The client had a stunning brick storybook English cottage, with cathedral ceilings, stained glass windows, hand plasterwork, original light fixtures, and an Inglenook fireplace.
THE CHALLENGE — The house was beautifully intact, with the exception of the kitchen, poorly redesigned in the 1980s. The owner desired an historic 1920s kitchen, but lacked the design knowledge to articulate exact wants and needs. At this stage, it was more of a feeling that needed to be shaped by the experts. And because there was little left of the original kitchen, the design would be a complete overhaul.
Restoring vintage rooms requires everyone involved in the project to be educated how those spaces looked and functioned. Then modern appliances and amenities must be incorporated to marry function with form. The end result is a fully functional kitchen that appears, on the surface, to be from an earlier time.

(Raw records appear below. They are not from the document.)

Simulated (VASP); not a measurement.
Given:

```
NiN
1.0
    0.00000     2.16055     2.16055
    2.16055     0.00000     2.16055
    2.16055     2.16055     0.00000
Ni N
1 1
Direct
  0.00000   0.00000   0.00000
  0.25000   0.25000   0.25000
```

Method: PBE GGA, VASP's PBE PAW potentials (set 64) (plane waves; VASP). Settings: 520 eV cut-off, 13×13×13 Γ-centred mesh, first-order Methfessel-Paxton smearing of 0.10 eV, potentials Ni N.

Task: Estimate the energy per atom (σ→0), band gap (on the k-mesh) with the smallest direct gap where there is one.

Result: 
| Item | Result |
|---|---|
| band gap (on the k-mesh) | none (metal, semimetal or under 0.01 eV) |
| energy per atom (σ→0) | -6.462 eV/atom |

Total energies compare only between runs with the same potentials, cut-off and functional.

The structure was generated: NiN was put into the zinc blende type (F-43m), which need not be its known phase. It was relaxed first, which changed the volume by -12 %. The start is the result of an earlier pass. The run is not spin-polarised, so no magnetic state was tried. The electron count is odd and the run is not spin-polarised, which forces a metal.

Other designers had suggested creating a very large kitchen space. But large kitchens were not typical in the 1920’s. So the kitchen design stayed within the footprint of the original kitchen area. Because the kitchen was small, there was a need for storage. Thus storage was incorporated just outside the kitchen in the hallway pass through.
Since people often gather in the kitchen area, a breakfast nook was created next to the kitchen. Plenty of storage was incorporated, and the clients already had a light fixture that was perfect for over the table. The stove was found at a local salvage place, and was a modern stove made to look vintage. The hood is incorporated into the “warming oven.”
The resulting kitchen has all the modern amenities:
- a modern refrigerator that has been made to look like an icebox
- plenty of storage
- and a place for people to gather in the adjoining breakfast room
Although this kitchen is completely new, it holds the essence and spirit of the 1920’s.